The problem that I am trying to solve is similar to this exerciese in Evans' book.
We are given a solution $u\in C^\infty(\mathbb{R}^n\times(0,\infty))$ of the equation
\begin{equation} \partial_tu-\Delta u=0\quad\forall (x,t)\in\mathbb{R}^n\times(0,\infty) \end{equation}
that satisfies $u(x,t)=u(ax,a^2t)$ for all positive $a$.
What I now want to show is that there exists a function $v$ on $\mathbb{R}^n$ such that $u(x,t)=v\left(\frac{x}{\sqrt{t}}\right)$.
I also want to find a new differential equation for the function $v$.
For the second part I have tried the following:
I first calculate $(\partial_t-\Delta)v\left(\frac{x}{\sqrt{t}}\right)$.

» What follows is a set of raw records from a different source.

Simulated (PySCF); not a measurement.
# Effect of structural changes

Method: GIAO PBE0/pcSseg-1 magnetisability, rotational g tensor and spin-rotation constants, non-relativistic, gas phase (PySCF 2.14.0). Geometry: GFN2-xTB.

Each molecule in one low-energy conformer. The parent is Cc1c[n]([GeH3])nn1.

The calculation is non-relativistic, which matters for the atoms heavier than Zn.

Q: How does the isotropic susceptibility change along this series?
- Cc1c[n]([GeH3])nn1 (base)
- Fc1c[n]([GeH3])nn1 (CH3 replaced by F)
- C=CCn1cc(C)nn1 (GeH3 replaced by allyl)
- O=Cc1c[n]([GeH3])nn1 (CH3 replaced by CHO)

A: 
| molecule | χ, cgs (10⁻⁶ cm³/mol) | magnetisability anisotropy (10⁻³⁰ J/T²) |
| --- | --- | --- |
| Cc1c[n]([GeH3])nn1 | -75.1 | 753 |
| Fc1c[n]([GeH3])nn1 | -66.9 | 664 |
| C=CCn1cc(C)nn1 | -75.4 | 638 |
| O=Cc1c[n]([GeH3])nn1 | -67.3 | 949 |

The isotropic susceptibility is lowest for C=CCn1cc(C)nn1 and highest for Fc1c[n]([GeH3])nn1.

We have $\partial_tv\left(\frac{x}{t}\right)=-\frac{1}{2}t^{-\frac{3}{2}}x\cdot(\nabla v)\left(\frac{x}{\sqrt{t}}\right)$
and $\partial_{x_i}v\left(\frac{x}{t}\right)=\frac{1}{\sqrt{t}}(\partial_{x_i}v)\left(\frac{x}{\sqrt{t}}\right)$
and $\partial^2_{x_i}v\left(\frac{x}{t}\right)=\frac{1}{t}(\partial_{x_i}v)\left(\frac{x}{\sqrt{t}}\right)$.
Thus
\begin{equation} (\partial_t-\Delta)v\left(\frac{x}{\sqrt{t}}\right)=-\frac{1}{2}t^{-\frac{3}{2}}x\cdot(\nabla v)\left(\frac{x}{\sqrt{t}}\right)-\frac{1}{t}(\Delta v)\left(\frac{x}{\sqrt{t}}\right). \end{equation}
Now since $u$ is a solution to the equation above we get:
\begin{equation} \frac{1}{2\sqrt{t}}x\cdot(\nabla v)\left(\frac{x}{\sqrt{t}}\right)+(\Delta v)\left(\frac{x}{\sqrt{t}}\right)=0 \end{equation}
So my guess would be that the PDE for $v$ is $\frac{1}{2\sqrt{t}}x\cdot\nabla v+\Delta v=0$ but a solution to this would not have the form $v\left(\frac{x}{\sqrt{t}}\right)$ just $v(x)$ right? But I think there should be an easy fix for that that I just do not see.
Regarding the first part I am a little more stuck.
I have tried to use the fact that $u(ax,a^2t)$ is constant in $a$ so the partial derivative $\partial_a u(ax,a^2t)$ has to vanish.
So with this I get:
\begin{align} \partial_a u(a x, a^2 t )&=a\sum_{k=1}^n (\partial_{x_k}u)(ax,a^2t)+a^2(\partial_t u)(ax,a^2t)\\ &=0 \end{align}
Now I don't really see how I can handle this for arbitrary $a>0$ but if I take $a=1$ I get the equation
\begin{equation} \sum_{k=1}^n \partial_{x_k} u+\partial_t u=0. \end{equation}
Evans shows that a solution to the PDE
\begin{equation} \begin{cases} u_t+b\cdot Du=f & \text{ in } \mathbb{R}^n\times(0,\infty)\\ u=g & \text{ on } \mathbb{R}^n\times\{t=0\} \end{cases} \end{equation}
is given by \begin{equation} u(x,t)=g(x-tb)+\int_0^t f(x+(s-t)b,s) \mathrm{d}s \end{equation}
Since in my case $f=0$ and $b=(1,1,...,1)^\top=:I$ I get that $u(x,t)=g(x-tI)$ which seems to go in the right direction but this is firstly not of the form $g(\frac{x}{\sqrt{t}})$ and secondly I do not even have a boundary condition.
I also haven't really worked with the transport equation before so I think there should be a different method that I am not seeing so I would appreciate any help.
Since $u(x,t)=u(ax,a^2t)$ for every $a$, you can just pick $a=1/\sqrt{t}$ thus concluding that $$ u(x,t)=u(x/\sqrt{t},1)=v(x/\sqrt{t}). $$